Artists

José María Rodríguez Acosta

Granada, 1878 - Granada, 1941

  • On the Balcony

    1903

José María Rodríguez-Acosta was born in Granada on 25 February 1878. In 1889 he completed his primary studies and began training as an artist with the master José Larrocha and at the Granada School of Arts and Crafts. Between 1890 and 1895 he furthered his studies at the Faculty of Science in Granada University, which he combined with painting, and also befriended the painter López Mezquita. In 1899 he settled in Madrid in order to devote himself to painting. As a pupil of Emilio Sala he made many trips to Paris. In 1900 he visited the Exposition Universelle and began a series of landscapes of Granada and genre scenes. In 1904 he received an honorary mention at the National Exhibition for Pastoral de Longo; in 1906 he was awarded the second-place medal at the National Exhibition of Fine Arts for En el santuario (“At the Shrine”); in 1908 he obtained a medal first-class at the National Exhibition of Fine Arts for Gitanos del Sacromonte (“Gypies of the Sacromonte”); in 1910 he painted La tentación de la montaña (“The Temptation on the Mount”), for which he received a full commandership of the order of Alfonso X; and in 1912 he secured the medal of honour at the International Exhibition in Amsterdam for En el santuario. In 1913 Rodríguez-Acosta travelled to France and Switzerland, staying in Paris and Geneva, and also made his first trip to Egypt.

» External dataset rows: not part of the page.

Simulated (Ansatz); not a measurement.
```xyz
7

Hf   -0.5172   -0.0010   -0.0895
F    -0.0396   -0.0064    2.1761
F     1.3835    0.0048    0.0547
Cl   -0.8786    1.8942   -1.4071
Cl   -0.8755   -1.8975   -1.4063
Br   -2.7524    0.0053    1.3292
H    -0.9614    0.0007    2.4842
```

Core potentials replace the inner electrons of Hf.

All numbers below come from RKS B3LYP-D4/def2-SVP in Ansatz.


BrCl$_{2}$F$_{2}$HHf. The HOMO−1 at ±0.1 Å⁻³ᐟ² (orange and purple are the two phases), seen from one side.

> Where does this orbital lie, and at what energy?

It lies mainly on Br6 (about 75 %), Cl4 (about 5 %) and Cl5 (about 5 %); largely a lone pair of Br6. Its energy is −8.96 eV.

When the First World War broke out he sought refuge in Granada and began building his studio and home – a traditional Carmen with a garden – near the Alhambra and practically abandoned painting. In 1923 he was involved in starting up the Revista de Occidente founded by Ortega y Gasset. Five years later his Carmen and studio in Granada was complete and he slowly returned to painting. He took part in the exhibition of “A Hundred Years of Spanish Painting” shown in Belgium and Holland. He travelled to the United States and Canada in 1932; to Germany and Russia in 1933; and to Egypt, India and Africa in 1934. He also took part in the Venice Biennale with Desnudo de la mantilla (“Nude in a Mantilla”) and established the Rodríguez-Acosta Foundation that was based in his Granada home.

When the Spanish Civil War broke out Rodríguez-Acosta isolated himself in his Granada studio and gradually returned to painting. He produced still-lifes and a few nudes, most of which would remain unfinished. Between 1939 and 1940 he concentrated on painting female nudes from a new approach laden with symbolism.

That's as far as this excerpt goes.